Now I don’t know what to do. He’s a great guy apart from this, and it doesn’t seem like something he’s eager to talk about. I kind of figured he was more right-wing than me, but I just chalked that up to him being former military and being “harder” than me about stuff. But this is just weird. I told my mom I don’t even think I’m technically supposed to know about this side of him, so it feels strangely wrong to judge him on it. She said at the end of the day, this is who he is regardless if he told me about it or not, and now I have to decide if I can overlook it. Gee, thanks, Mom.

Anyway, I’m curious to know what you think I should do.

Sincerely,

Nicole

Dear Nicole,

…You know what I think you should do. You know there really is no “apart from this.” He’s a racist, and not the “soft bigotry of lowered expectations” kind, or your older relative who still says “Oriental.”

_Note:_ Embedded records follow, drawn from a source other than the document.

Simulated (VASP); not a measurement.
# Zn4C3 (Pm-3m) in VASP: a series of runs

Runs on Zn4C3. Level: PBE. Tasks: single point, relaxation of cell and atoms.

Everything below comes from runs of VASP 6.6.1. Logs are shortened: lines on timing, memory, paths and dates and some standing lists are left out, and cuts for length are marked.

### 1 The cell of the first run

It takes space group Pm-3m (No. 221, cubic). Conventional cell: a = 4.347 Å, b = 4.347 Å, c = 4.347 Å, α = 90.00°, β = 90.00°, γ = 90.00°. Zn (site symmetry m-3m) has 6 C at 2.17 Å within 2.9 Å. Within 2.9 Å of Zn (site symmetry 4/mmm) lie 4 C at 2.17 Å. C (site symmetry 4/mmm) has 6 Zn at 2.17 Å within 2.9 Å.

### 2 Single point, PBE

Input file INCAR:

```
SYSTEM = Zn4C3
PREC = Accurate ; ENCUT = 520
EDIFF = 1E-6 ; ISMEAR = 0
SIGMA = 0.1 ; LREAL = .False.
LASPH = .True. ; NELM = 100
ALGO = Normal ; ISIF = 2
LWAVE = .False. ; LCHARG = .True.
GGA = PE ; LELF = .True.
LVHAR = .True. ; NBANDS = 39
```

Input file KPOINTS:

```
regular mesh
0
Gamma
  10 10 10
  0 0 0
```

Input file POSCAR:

I’m sorry that there probably isn’t a good explanation for his presence on that forum, a justification that would let you keep having great sex with a sweet-smelling man and not disrupt your social circle by dumping him. Hey, maybe he did just embed himself, for lack of a better word, with the separatists in order to argue with them and their revolting worldviews. But: he didn’t. You mention the thousands of posts he’s accumulated; you don’t mention that any of them take a contrarian stance.

You can’t unknow this, and you can’t tolerate it either. You have to tell him what you found, and you have to tell him it’s a dealbreaker.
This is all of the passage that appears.